Becoming Cliched, or How Hollywood ruined Jane Austen for me
I forgot to review this with the rest of my Labor Day viewing, so I'll try to make this a short rant.
Becoming Jane chronicles the period of Jane Austen's life that later served as the inspiration for Pride and Prejudice. Jane meets a stranger to the country, and it's a rough start, and there's another suitor, but she falls for the stranger and blahblahblahblah.
While the principal actors were good (James McAvoy, Anne Hathaway, Dame Maggie Smith, and Julie Walters), I couldn't wait for this movie to be over because it felt like it would never end. If I sat though another showing of that movie, I'd qualify to be a resident of Shady Pines. It's not just because this movie is on the long side- it's because I've already seen a great deal of this story before. Several times.

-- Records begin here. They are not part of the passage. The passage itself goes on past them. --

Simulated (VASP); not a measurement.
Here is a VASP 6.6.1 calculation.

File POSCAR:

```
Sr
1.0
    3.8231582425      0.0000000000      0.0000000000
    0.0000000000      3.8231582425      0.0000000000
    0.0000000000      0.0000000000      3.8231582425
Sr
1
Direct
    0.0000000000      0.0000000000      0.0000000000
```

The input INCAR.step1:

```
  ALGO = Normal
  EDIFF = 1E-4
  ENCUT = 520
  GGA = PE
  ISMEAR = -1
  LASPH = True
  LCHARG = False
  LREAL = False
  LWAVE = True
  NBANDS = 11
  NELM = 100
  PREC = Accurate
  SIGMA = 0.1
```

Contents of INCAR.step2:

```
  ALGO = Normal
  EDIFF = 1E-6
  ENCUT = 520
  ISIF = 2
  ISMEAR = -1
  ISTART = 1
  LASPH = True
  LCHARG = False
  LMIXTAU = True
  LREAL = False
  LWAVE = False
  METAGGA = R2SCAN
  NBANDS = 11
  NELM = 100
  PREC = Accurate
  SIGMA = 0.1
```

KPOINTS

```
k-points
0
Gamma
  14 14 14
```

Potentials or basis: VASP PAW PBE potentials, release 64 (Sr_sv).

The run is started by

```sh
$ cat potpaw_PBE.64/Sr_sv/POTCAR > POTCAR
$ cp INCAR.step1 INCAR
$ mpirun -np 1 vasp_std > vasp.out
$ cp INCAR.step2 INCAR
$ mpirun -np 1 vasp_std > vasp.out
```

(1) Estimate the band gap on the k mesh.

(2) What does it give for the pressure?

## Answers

Now, I loved the book when I read it in high school, but the obsession with Jane Austen's most read work is getting to be a bit much. Aside from 2005's Pride and Prejudice, there was the Bollywood rendition in 2004, Bride and Prejudice, and in 2003, there was a modernized Pride and Prejudice that took place in Utah. Not to mention the much celebrated BBC miniseries that is reputed to be the end-all-and-be-all of P&P adaptations. The first two are good, and I've never seen the other two, but exactly how many Jane Austen adaptations/odes does it take to have bled that source dry?
Hollywood, if the novels of the Bronte sisters are ever subjected to this treatment, I'm liable to flip out and move into a shack in the woods without electricity or indoor plumbing just to escape the sickening reverence of dead authors.